Take the Tour

Wednesday, November 3, 2021

Movie Reviews for Writers: Shortcut to Happiness


Remember "The Devil and Daniel Webster"? Do you remember the part where Daniel Webster takes over a publishing house and helps a writer who sold his soul to the devil, played by a particularly minx-ish Jennifer Love Hewitt? No? Me neither. 

Still, this "inspired by" story has a lot to say about both the desires of writers and learning to be satisfied with one's lot in life. And about the longing to be remembered. 

Jabez Stone (Alex Baldwin), jealous of the success of a fellow writer and in the middle of one of the worst days of his (or anyone's) life, offers his eternal soul for happiness and success. Of course, the sultry and ever vigilant Satan (Hewitt) shows up at his door with the answer to all his problems and masterfully twists his wishes in classic Faustian style. 

When she first asks Jabez what he wants from life, he answers from the heart:

Jabez: I want to write great books that last.

Devil: I can't help you with that. That's a matter of talent.

Can you identify with that? I certainly can. I've long said that my goal as a writer is to write stories that are studied by future generations. I too want to write stories that last, stories that matter, stories that outlive me to keep me alive (in a sense). And I have a feeling I'm not alone in that. 

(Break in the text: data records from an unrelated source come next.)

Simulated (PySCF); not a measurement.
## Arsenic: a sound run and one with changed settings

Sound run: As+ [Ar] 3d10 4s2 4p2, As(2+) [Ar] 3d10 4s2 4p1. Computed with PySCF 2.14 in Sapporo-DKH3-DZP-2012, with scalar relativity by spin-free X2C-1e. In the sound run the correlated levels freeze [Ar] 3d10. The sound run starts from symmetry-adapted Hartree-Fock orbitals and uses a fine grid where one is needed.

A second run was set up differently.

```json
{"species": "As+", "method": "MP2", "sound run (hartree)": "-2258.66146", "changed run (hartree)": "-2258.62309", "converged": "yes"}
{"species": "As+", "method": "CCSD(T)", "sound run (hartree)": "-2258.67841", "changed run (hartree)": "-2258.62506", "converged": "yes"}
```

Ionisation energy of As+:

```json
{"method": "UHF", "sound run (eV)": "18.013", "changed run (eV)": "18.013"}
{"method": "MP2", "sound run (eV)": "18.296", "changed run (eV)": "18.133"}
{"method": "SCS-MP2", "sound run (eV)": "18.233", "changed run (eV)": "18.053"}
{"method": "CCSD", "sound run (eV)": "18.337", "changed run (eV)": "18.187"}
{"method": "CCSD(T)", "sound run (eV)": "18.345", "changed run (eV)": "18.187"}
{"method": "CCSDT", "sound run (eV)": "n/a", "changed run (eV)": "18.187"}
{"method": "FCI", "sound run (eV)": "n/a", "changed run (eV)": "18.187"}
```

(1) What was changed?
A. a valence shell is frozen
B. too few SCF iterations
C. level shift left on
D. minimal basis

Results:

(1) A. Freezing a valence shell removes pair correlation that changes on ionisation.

Of course when the Devil (through the business of publishing books) gets a hold of his goal, she turns his definition of success into something more measurable in dollars and sales and lifestyle achieved. She twists "books that last" into "achieving celebrity through writing." 

Devil: You want to be a success.

Jabez: Yes! (excitedly)

Devil: Your want to be a success so you can write great books and people will appreciate your talents,  is that right?

Jabez: Yes. (less excitedly)

Devil: Then you've come to the right person. 

And she lives up to her bargain. Jabez gets a huge book deal, a hefty advance, a new apartment, women wanting him... but he isn't happy with his work. He knows it's crap, but the publisher keeps him so busy with publicity and constantly changes his work to make it more commercial and his ideal dream of success falls away to feed the machine. His work isn't recognized by critics, nor are the films received well at all -- outside of the box office. Money isn't the problem. 

The problem is that (pardon my use of the business cliches) his cheese moved, or his goalpost shifted. 

He's so busy keeping up a writer's persona that he can't write the kind of stuff that he dreamed of having stick around to be his legacy. 

When he confronts the Devil about that, she quickly corrects him, reminding him that, "You're successful, aren't you?" He nods, and gives a less than enthusiastic response, to which she replies, "This is not some fantasy where you sit in a rocking chair and write essays about the human condition."

But that's what he wanted all along. To matter to readers, not to matter to the machine. 

I won't spoil the whys but suffice it to say that later in the film, Daniel Webster (played by the brilliant Anthony Hopkins) defends Jabez's original dream in front of a jury of writers that includes Jacqueline Suzanne, Ernest Hemingway, Truman Capote, Mario Puzo, Oscar Wilde, and other famous writers. 

What he says in that defense perhaps matters most of all to us as writers:

But when Mr. Stone came to her, or rather when she came to Mr. Stone, what my client really wanted was readers. He wanted people to read what he wrote. He's a writer oh, that's what writers want. An audience, an audience for his words, for his vision, for his truth, if you will.

Read that again. If it doesn't hit home for you, then maybe you're just feeding the machine too (whichever level of machine you write for). 

Then, to drive the point home, Webster adds: "It's good to have someone around to remind us."

Agreed. 

One other point I want to mention from this cool flick. We all need a Mike in our lives. 

Before his deal with the Devil, Jabez was friends with a group of writers who were all struggling for that first sale to a publishing house. Among that group of friends is a guy named Mike. Unfortunately, that relationship between Mike and Jabez doesn't fare too well in the midst of all the business and success Jabez experiences. 

When accepting an award for his latest novel, Jabez interrupts his acceptance speech to indulge his regrets instead. 

When I was younger he was the first guy I'd show my stuff to. Mike was a tough critic. He had a great bullshit detector. But when he liked something, well, that was a good day.

When he lost Mike, he lost his way. When he lost his soul, he lost the very thing that drove his writing to be something other than "shit." It's a lesson he learned too late -- quite often the success we think we want isn't the success we really want.